Criticism and Critique
The abuser criticizes using their likes and dislikes as manipulation. It causes anxiety, depression, guilt, hurt, jealousy, shame embarrassment and rage. Then they criticize for the very things they caused saying you need more of what they have to sell you to fix it, or some other solution that is in their interests but not yours. I have met folks that criticize for fun like pulling wings off flies to enjoy the reaction.
In my love relationship sex, communication and companionship was then conditionally withheld and thereby weaponized as a result.
I find no satisfaction in being manipulated.
Their likes and dislikes only describe them.
When I rationally say:
There is no reason why I must not be criticized as the universe is not a safe place,
I find it sad, annoying, concerning. I feel regret and disappointment. I feel motivated to:
Disengage and find nicer friends, jobs, lovers, accommodation, leisure activities, mechanics and philosophy of life.
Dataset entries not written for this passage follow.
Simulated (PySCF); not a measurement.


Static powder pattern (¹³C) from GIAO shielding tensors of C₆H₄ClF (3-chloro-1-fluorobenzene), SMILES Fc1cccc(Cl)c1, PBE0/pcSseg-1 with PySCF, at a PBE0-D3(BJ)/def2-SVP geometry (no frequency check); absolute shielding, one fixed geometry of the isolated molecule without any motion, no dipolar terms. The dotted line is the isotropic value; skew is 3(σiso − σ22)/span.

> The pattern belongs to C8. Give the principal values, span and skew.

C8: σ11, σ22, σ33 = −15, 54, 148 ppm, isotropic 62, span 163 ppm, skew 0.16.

Critique on the other hand is motivating because it always asks:
What were you going for?
How close did you get?
How does it compare to genius in the field?
How do you get closer to what you were going for?
I find critique often to be sad, annoying, concerning. I often feel regret and disappointment.
I feel motivated to apply suggested improvements that are credible professional advice, do research, and try again or start down a new rabbit hole of adventure and hope.
This fills me with satisfaction, the purpose of my life.